WEYL WEYL
← Back to .plan

mdspan-cute: Zero-Overhead Bridge to CUTLASS

Weyl Team
2 min read
CUDA C++ mdspan CUTLASS Lean formal methods

TL;DR: C++23 std::mdspan meets CUTLASS cute layouts. One header. Zero cost.

tile[row, col] = value; // swizzled, composed, zero-cost

The Problem

You want mdspan’s clean syntax. You need cute’s swizzled layouts for bank conflict avoidance. Currently you can’t have both.

The Solution

#include <mdspan_cute.h>
// Your cute layout (swizzled for shared memory)
auto layout = composition(Swizzle<3,3,3>{}, base_layout);
// Wrap it in mdspan
std::mdspan<float, std::extents<int, 64, 64>,
mdspan_cute::layout_cute<decltype(layout)>> tile(ptr, layout);
// Use C++23 subscript syntax
tile[i, j] = tile[j, i]; // swizzle applied transparently

Why This Works

The cute layout algebra and mdspan layout policy are the same mathematical object: a function from coordinates to memory offsets.

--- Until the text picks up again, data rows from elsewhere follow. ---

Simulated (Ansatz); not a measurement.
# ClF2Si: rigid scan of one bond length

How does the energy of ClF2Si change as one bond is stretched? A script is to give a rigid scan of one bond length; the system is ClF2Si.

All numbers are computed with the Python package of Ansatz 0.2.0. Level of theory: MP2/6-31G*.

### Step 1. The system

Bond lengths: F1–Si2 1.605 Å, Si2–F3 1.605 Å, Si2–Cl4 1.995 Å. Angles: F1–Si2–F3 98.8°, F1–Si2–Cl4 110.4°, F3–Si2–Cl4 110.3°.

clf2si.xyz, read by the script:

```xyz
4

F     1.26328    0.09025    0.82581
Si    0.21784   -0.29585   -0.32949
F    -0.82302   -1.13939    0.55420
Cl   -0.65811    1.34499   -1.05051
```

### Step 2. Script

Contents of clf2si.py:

NVIDIA designed both. We just wired up the header files.

The Lambda Hierarchy

Lean 4 ← prove once
extract ← generate properties
C++ / CUDA ← test everywhere

Theorems at the top. Runtime at the bottom. The proofs flow down.

Stochastic Omega

This project was built with agent-assisted development. Not “AI-generated code” - assisted learning at machine speed.

The art/ directory contains 23 SVG visualizations of the layout algebra. We made them to teach ourselves. The Galois connections, the ceiling division pitfalls, the FTTC, the holes created by indivisible splits - we drew pictures until we understood.

The Galois Connection

The difference isn’t that the machine knows things we don’t. The difference is iteration speed. Read the nvfuser docs, formalize a theorem, draw a diagram, find the gap in understanding, repeat. A loop that used to take weeks now takes hours.

We’re still doing the learning. We can just do it fast now.

Verification

The layout algebra is formalized in Lean 4. 26 theorems, 0 sorry. Properties extracted to RapidCheck tests.

When our implementation disagrees with the spec, we have a bug. When nvfuser disagrees with the spec, they have a bug.

We don’t wonder if this is correct, we wonder if the specification is useful.


// straylight // correct by construction // the result is saved //